Day 4: Braised Pork Chops with Peppers and Olives
Total time: 25 minutes
Pork chops, quickly seared to caramelize the surface, then braised for 15 minutes with peppers, olives and a bit of spicy tomato sauce makes an easy weeknight dinner.
Ingredients:
- 2 - 4 pork chops, depending on size, (12oz, 360gr) total weight
- 2 tsp olive oil
- 2 tsp chili powder
- 1 onion
- 1/2 green or red bell pepper
- 1/2 cup green or black olives
- 2 cloves garlic
- 1 cup (8oz, 240ml) tomato sauce
- 1 tbs Worcestershire
Instructions:
- Chop onion and pepper.
- Mince garlic.
- In medium nonstick skillet heat oil over medium-high heat. Sauté pork chops until lightly browned, about 3 minutes per side.

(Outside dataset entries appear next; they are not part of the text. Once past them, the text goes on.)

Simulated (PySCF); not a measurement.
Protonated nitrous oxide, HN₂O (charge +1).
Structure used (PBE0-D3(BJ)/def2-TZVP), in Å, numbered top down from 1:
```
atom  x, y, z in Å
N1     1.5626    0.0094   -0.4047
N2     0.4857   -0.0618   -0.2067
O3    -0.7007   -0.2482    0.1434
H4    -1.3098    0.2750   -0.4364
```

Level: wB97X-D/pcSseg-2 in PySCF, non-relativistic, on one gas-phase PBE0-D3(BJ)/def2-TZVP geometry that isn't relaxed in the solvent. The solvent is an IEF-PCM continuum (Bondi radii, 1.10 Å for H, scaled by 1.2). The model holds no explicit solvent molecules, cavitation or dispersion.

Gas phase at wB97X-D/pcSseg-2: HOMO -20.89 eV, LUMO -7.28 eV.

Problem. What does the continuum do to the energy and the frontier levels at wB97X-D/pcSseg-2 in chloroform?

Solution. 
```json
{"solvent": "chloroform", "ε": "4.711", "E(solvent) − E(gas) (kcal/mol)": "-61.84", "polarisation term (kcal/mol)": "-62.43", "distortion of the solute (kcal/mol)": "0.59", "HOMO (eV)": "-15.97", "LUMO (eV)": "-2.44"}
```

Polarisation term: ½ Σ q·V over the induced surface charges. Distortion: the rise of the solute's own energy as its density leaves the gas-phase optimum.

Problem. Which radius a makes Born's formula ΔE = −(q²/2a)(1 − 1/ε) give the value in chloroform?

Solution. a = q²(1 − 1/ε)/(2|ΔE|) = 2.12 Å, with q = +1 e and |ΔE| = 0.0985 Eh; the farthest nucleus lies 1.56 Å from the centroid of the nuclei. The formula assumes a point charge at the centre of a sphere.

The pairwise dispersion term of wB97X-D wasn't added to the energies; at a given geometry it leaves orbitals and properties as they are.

- Remove and set aside. Add chili powder, onions, garlic, pepper to pan and sauté 5 minutes.
- Return chops to pan.
- Add tomato sauce, Worcestershire sauce and olives. Reduce heat to low, cover and simmer 10 - 15 minutes, until chops are done and tender.
- Serve.
Day 5:
Ham and Spinach Quiche
Total time: 65 minutes
The rice makes a lovely crust, much healthier than the traditional pastry... and easier too, especially if you cook the rice earlier. Use either brown or basmati rice.
Ingredients:
- Crust
- 1/2 cup (3.3oz, 95gr) quick-cooking brown rice
- 1 cup (8oz, 240ml) chicken stock to yield
1 1/2 cups cooked rice
- 1/4 cup (1oz, 30gr) shredded cheese
- 1 egg
- 1 tsp olive oil
- Filling
- 8oz (240gr) ham
- 8oz (240gr) frozen spinach or fresh, cooked spinach
- 5oz (150gr) mushrooms
- 1/2 pepper
- 1 tsp olive oil
- 3 eggs
- 1 cup (8oz, 240ml) cup milk
- 1 cup (8oz, 240gr) ricotta cheese
- 1/4 cup (1oz, 30gr) cup shredded cheese
Instructions:
- The rice: Cook the rice in stock.
- If doing in advance, refrigerate until needed.
- If doing now, spread the rice on a plate to cool for 5 minutes before making crust.
- The crust: Lightly whisk 1 egg.
- Mix cooked rice, cheese and egg.
- Pat into a lightly oiled quiche or 10" (25cm) pie plate, working it up the sides a bit for the edges.
- Bake in 400F (200C) oven for 10 minutes.
- The filling: Cut ham into small strips or cubes.
- Thaw spinach, squeeze out all water.
- Trim and slice mushrooms.
- Roughly chop pepper
- Heat oil in nonstick skillet and lightly sauté mushrooms, peppers.
- Whisk 3 eggs and milk together.
- To assemble: When crust is done, remove from oven.
- Spread the spinach evenly over the crust.
- Top with ricotta, mushrooms, ham and shredded cheese.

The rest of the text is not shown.